Old buildings tell story of our heritage

One of the things that drives me crazy when I go home to Guatemala City, is seeing the signs of retailers that have English-language names. This has been true for years, but the proliferation of these names in the last decade has been impressive.

It is yet another indication, in my mind, that it’s largely a society ashamed of its heritage. The Spanish-language has plenty of words (and then some) to describe services, clothing, housewares. But English sounds more contemporary, cooler, hipper – but perhaps more important, it evokes a culture that is more desirable than the European or indigenous cultures that make up the fabric of that country.

I was reminded of this today while reading Robert Wilonsky’s recent column about endangered buildings in Dallas. Both cities share the same ethos, described succinctly by Mark Doty, the city’s historic preservation officer:

“We want it to be something else rather than appreciate it for what it is.”

I’ve made Dallas my home for almost 15 years and take joy in learning about the “the commonplace buildings” sprinkled all over the city. Because those office buildings, warehouses, gas stations and homes tell the story of people who left their mark in Dallas in big and small ways.

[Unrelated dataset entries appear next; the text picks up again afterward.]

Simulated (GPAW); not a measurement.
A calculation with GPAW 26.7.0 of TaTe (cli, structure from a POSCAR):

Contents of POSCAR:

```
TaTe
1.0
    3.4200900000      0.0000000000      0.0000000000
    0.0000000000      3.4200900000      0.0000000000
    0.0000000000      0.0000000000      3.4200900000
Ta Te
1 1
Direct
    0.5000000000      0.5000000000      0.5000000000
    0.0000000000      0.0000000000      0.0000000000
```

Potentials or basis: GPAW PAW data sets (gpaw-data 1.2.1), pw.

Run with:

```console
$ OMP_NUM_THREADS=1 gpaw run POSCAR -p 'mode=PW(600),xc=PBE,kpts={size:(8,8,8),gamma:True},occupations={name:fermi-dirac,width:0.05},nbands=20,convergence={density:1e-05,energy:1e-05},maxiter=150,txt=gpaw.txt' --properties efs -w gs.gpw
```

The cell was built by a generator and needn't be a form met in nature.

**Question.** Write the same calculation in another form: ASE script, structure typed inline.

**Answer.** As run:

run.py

A few years ago, after selling our home in North Dallas, my husband and I moved into South Side on Lamar, known to many generations here as the old Sears building. We relish living in this grand, old warehouse that may be more solid (and is certainly more interesting) than the shiny luxury skyscrapers going up just north of us. One of my favorite things to do during our annual cookie party is taking the children around the building and telling them about its history.